Kerala has its own festival, so does Kolkata as well as Mumbai, and these are thriving as rapidly as the IFFI is sinking. It could even be Goa, hinted one of the 20 people, all of whom were in charge of the media desk (three people do the work, the rest pfaff and drink the official tea provided free for Press and delegates). There are rumours that J Jayalalithaa has made a strong pitch for Chennai, for next year. Here we go again, around the mulberry bush.


It is also the first time the IFFI is being held in October. Last year, when Bangalore was meant to host it in autumn, it got cancelled for specious reasons. The official reason for the shift from January to October, is that all major films bypassed New Delhi in January as work stops in the West during Christmas and New Year. Then there was Berlin, the big festival which kickstarts the year.

But the shift in dates has not meant the latest nor the best for us: Locarno and Toronto, both take place in August-September, and both had some of the most exciting new films this year, including India’s latest films. Aparna Sen’s Mr and Mrs Iyer got rave reviews at the former, and Deepa Mehta showed her Hollywood Bollywood at the latter. Toronto also gave pride of place to the latest Asian cinema — there were films from the flourishing South Korean industry (we also got one from S Korea which must have been included to keep the heavy-breathers happy, with its long tracts of explicit full-frontal nudity and innovative sex acts). What the IFFI got for its Asian competition section was a bunch of second-string films which generated zero excitement.

We have again fallen through the cracks — now the best films will circumvent New Delhi and go to the prestigious London Film Festival, which opens in November. There has been a steady decline in the kind of international movies and filmmakers fetching up in New Delhi during January, but at least our place in the calendar had been clearly demarcated ever since the IFFI began in the early ’50s. Today, we are neither her nor there.

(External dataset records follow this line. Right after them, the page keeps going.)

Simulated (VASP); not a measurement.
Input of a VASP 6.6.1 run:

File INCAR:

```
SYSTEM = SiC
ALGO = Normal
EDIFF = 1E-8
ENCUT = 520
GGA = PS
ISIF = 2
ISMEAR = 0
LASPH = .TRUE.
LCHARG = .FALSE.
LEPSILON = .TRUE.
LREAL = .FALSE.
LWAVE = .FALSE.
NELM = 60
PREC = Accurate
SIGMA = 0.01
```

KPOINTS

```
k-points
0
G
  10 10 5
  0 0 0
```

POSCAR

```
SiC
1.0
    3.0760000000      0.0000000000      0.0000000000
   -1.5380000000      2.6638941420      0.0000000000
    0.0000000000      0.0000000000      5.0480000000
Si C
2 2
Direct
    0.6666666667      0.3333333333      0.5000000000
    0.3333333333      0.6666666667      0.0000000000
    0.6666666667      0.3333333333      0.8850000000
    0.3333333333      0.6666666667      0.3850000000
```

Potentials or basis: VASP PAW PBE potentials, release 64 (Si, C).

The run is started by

It comes down, as it always does, to the selection procedures and criteria, and their astonishing lack of transparency. Regional political satraps force rank bad movies into the Panorama; non-film people swan off to choose international movies; and we get whatever we can for the Retrospectives. At a measly Rs 2.75 crore allocated for the 10-day event, truncated from the usual 15 days, we have neither the prestige nor the money to attract the best and the brightest. Halfway through there was a belated, unofficial acknowledgement within the I&B echelons that the festival was a turkey and there were unofficial pleas made to the film trade people to rescue it, but by then it was much too late.